Mindset Interventions & Individual Skills-Building
Encourage a Growth Mindset
Growth mindset is the belief that intelligence and the ability to learn is not a fixed trait but, rather, is malleable and can improve (Dweck, 1986; Dweck & Leggett, 1988; Blackwell, Trzesniewski & Dweck, 2007). Having a growth mindset has been shown to be positively correlated with student achievement scores, as well as with adaptive coping strategies after academic failures or challenges (Bostwick et al., 2017; Dweck, 2006). You can support your students in applying a growth mindset, altering how they see themselves in relation to academic challenges. See Professor Sarah-Jane Leslie’s published work on this in relation to discipline-specific beliefs about ability.

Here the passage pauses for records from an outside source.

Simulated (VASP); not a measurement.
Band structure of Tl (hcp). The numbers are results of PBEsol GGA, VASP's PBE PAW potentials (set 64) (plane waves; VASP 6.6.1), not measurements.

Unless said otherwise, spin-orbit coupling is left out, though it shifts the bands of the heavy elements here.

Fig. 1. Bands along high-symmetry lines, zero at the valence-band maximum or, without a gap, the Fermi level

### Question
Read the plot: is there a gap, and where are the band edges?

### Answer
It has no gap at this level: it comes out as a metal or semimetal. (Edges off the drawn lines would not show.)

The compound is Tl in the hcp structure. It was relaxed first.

Research into growth mindset shows that any student can become more knowledgeable and skilled and achieve at high levels in most fields if they invest effort, attend to their methods of learning, utilize resources, tap into their enduring motivations, and actively engage in a supportive community while maximizing their existing abilities.
Example practices
The strategies below are organized along the timeline of a course: from development and syllabus planning, to early weeks / ongoing throughout the semester.
Course Development and Planning
- Allow graduate students to submit drafts of Generals materials a few weeks ahead of time, to create space for a “revise and resubmit” process.
Early (First Two Weeks)/ Ongoing
- Endorse a growth mindset: In addition to conveying your own experiences and beliefs, include some of the many resources created to support students’ development of growth mindset.
- Allow students to fix mistakes and work through problems they’ve encountered so they can see the progress being made.
- Help students focus less on competition and performance and more on learning and mastery. Recognize that grading systems which put students in direct competition for limited rewards (e.g., high grades) can increase students’ focus on competition.
- Discuss and model self-regulation strategies (such as goal-setting, self-talk, time management plans, and addressing emotions) for learning and applying content. Refer students to the McGraw Center and elsewhere to work with trained personnel on these methods and processes.
- Find small ways to make faculty struggles visible such as “the CV of failure.”
- Don’t assume that all students enter your cohorts or classrooms with the same familiarity with academic culture and customs. Make explicit the invisible expectations and academic processes that undergraduate and graduate students may not yet have encountered or fully understood. Provide “how to” advice, which may include who/when to write thank you notes, how to respond to reviewers of publications, what happens in office hours, how to ask for recommendation letters, and format presentations, for example.
- Consider bringing in your own works in progress or showing earlier stages of papers and presentations.